Juneteenth Jams + One Very Serious Comedy

MADDIE'S SECRET (2025, dir. John Early)
Somehow evoking mid-century melodramas, Lifetime psychodramas, Showgirls, as well as Elizabeth Berkeley's diet-pill spiral in that "Saved by the Bell" episode, Maddie's Secret is a delicious treat that doesn't follow comedy recipes. In his directorial debut, cult funnyman John Early ("Search Party") takes a rewarding creative gamble, starring in drag as the eponymous L.A. food influencer with a hidden eating disorder. Earnestly hitting the beats of a cautionary movie-of-the-week, Early (along with hilarious pros like Kate Berlant, Kristen Johnston and Connor O'Malley) grounds the odd-duck whimsy with a palpable, sincere pathos.

COLOR BOOK (2024, dir. David Fortune)
Shrewdly timed to both Juneteenth and Father's Day weekend, David Fortune's warm-hearted drama Color Book could've been a saccharine "overcoming adversity" tale in the wrong hands. A newly widowed Atlanta dad (William Catlett), barely holding it together, goes on a daylong odyssey to take his 11-year-old (Jeremiah Daniels, an impressive young actor with Down syndrome) to the boy's first baseball game. Lustrously photographed in black-and-white, this intimate meditation on grief and patience is genuinely uplifting, a film so authentically soulful that quiet moments (a shared muscle-man flex, a stubborn standoff over a balloon) land like revelations.

Tierra Whack: "Wax Paper" (from "Whack's Museum")
Philadelphia rapper Tierra Whack is a playful shapeshifter who won me over with her ADHD-addled 2018 debut "Whack World", an eclectic 15-track visual album of one-minute songs. Still flexing her slippery wit with dense wordplay, "Whack's Museum" is another left-field triumph, a loose half-hour mixtape (backed by Conductor Williams' chopped boom-bap loops) less interested now in genre experimentation than in showcasing her raw bars-spitting prowess. Whack addresses her own legacy and disses the haters, her humor underpinned by pain, and the results are anything but whack.

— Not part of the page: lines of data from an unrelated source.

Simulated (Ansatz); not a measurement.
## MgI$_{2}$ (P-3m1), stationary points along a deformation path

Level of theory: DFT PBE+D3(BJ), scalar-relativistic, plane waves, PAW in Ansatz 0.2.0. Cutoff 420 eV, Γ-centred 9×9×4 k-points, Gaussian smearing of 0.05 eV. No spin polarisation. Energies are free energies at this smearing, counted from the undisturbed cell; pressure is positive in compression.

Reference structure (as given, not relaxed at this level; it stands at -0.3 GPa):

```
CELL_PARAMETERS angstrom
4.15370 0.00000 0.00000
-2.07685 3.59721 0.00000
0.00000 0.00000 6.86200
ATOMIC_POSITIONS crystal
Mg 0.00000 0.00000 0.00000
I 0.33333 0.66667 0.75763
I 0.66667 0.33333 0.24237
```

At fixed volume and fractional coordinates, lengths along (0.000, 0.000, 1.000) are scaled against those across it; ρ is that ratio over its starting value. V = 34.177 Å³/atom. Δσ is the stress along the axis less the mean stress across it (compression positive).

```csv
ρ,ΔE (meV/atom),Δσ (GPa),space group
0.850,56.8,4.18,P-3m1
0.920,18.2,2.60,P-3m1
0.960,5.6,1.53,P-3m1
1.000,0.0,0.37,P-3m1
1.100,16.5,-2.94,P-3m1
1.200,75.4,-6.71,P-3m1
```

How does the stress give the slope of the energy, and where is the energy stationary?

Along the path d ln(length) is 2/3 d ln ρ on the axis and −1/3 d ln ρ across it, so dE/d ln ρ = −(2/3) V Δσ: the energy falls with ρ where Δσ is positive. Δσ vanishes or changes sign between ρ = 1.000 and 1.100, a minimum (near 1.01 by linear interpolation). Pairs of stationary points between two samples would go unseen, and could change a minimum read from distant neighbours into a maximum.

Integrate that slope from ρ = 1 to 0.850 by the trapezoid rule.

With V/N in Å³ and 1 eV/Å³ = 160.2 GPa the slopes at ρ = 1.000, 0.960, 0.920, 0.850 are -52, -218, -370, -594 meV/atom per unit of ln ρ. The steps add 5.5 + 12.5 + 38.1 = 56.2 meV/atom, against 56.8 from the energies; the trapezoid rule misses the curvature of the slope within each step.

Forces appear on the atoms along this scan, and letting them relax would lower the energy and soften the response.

Always Take the Meeting. Even if the project stinks on toast, or collaborators feel like the wrong fit, or you're too dang busy. You don't know what's on the other side of a Zoom link until you click. Jenna Ortega nearly passed on "Wednesday" for fear of being typecast, until a chat with Tim Burton launched her to stardom. Kieran Culkin wouldn't have an Oscar if a meeting with producer Emma Stone didn't convince him to stay on A Real Pain. Taylor Sheridan was so sick of Hollywood that he refused to meet in L.A., but relented and now has a billion-dollar "Yellowstone" empire. Sometimes you can't see the potential yet. Show up if they ask. Even when you're sure it's a waste of time... maybe especially then!